With this first-hand experience, I reached out to customers and people from the field. It turns out that they face the same challenges. They see the benefits of having policies as code, but they struggle in writing them.

Some companies are trying to address this topic by growing experts among their ranks. This is something that takes time and, worse of all, it doesn’t scale. These companies have only a handful of people who know how to write and review policies. All the “policy as code” work has to be delivered by them. As a result, these DevSecOps folks are under high stress and represent a bottleneck.

Other companies have outsourced the process of writing policies to external consultants. This approach has its own drawbacks. Writing these policies requires knowledge of internal processes and applications/infrastructure operational details. Explaining all of that takes time, and this has to be done every time something changes. Finally, these companies have a hard time reviewing the policies provided by the external consultants because, obviously, they lack the skills needed to understand them. Hence, they have to blindly trust these policies.

A Way Around the Security Policy Learning Curve

As I learned, the biggest obstacle for a policy author is the steep learning curve needed to write policies. It takes time to become comfortable with the coding paradigms that existing solutions impose – especially because these paradigms are different from what developers are used to.

Wouldn’t it be great to be able to reuse existing knowledge? If only there was a way to write policy as code using a programming language of your choice. If that was possible, suddenly teams who want to write policies as code would be able to tap into their existing skills and significantly reduce the barrier to entry.
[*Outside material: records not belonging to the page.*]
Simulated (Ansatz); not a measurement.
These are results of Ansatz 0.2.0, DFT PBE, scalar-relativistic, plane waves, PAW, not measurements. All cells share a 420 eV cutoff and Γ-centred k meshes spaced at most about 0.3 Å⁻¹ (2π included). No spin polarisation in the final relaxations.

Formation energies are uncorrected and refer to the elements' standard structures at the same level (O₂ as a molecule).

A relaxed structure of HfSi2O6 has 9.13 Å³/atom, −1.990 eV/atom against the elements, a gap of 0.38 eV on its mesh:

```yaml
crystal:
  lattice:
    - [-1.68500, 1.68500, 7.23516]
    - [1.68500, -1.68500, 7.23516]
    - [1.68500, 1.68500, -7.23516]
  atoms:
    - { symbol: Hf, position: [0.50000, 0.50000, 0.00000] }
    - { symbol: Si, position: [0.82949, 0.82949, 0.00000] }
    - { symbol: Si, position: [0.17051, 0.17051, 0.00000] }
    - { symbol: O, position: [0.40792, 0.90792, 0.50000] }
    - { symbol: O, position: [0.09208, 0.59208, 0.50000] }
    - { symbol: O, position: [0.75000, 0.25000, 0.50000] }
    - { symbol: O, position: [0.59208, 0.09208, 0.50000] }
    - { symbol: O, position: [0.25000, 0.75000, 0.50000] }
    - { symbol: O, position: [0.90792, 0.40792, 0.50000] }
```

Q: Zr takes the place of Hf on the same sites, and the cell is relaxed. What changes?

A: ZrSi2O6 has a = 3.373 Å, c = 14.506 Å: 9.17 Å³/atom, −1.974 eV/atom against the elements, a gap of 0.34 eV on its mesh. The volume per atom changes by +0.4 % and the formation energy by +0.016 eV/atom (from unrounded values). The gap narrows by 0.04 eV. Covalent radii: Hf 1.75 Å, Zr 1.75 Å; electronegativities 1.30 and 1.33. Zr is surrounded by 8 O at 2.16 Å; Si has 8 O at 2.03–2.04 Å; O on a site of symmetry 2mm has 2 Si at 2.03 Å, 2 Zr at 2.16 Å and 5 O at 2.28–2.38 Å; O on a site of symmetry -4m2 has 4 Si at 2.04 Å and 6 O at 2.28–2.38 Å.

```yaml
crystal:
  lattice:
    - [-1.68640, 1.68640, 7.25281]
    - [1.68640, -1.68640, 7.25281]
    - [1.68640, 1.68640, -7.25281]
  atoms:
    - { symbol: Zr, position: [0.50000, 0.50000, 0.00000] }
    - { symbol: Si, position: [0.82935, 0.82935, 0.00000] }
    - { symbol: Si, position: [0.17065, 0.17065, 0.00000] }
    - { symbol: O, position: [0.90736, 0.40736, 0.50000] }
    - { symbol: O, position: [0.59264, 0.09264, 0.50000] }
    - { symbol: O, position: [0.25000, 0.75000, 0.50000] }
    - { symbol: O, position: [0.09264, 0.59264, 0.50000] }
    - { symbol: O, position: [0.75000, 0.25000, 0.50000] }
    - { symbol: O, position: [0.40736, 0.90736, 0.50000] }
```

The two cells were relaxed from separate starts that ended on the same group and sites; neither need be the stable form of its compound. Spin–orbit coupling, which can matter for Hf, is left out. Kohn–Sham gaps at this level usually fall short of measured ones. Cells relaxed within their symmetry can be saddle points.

These and more are the questions that lead to the creation of the Kubewarden project.

Introducing Kubewarden: An Open Source Policy Engine for Kubernetes

Kubewarden is an open-source policy engine. It integrates with Kubernetes using the widely adopted Webhook Admission Control mechanism. The project provides a set of Kubernetes Custom Resources that simplify the process of enforcing policies on a cluster. So far, this sounds like existing solutions, right? Kubewarden differentiates itself in the way it creates, distributes and executes policies.

For starters, Kubewarden policies can be written in almost any programming language. This is possible because Kubewarden leverages the power of WebAssembly.

How WebAssembly Works

If you’re not familiar with WebAssembly, it’s a portable binary execution format. To put it in layman’s terms, WebAssembly is a compilation target for many programming languages. That means you can compile some source code and, instead of having a Linux/Windows/macOS executable or library, you end up having a so-called WebAssembly module. Then you can execute this binary artifact using a dedicated runtime on the platform and operating system of your choice.

This is summarized by the drawing below:

Diagram

WebAssembly started as a solution to expand the capabilities of modern web browsers. However, it’s gone beyond the browser, with lots of interesting use cases emerging.

Creating, Building and Running Kubewarden Security Policies

Kubewarden is one of these emerging use cases: its policies can be written in any programming language that can be compiled into a WebAssembly module.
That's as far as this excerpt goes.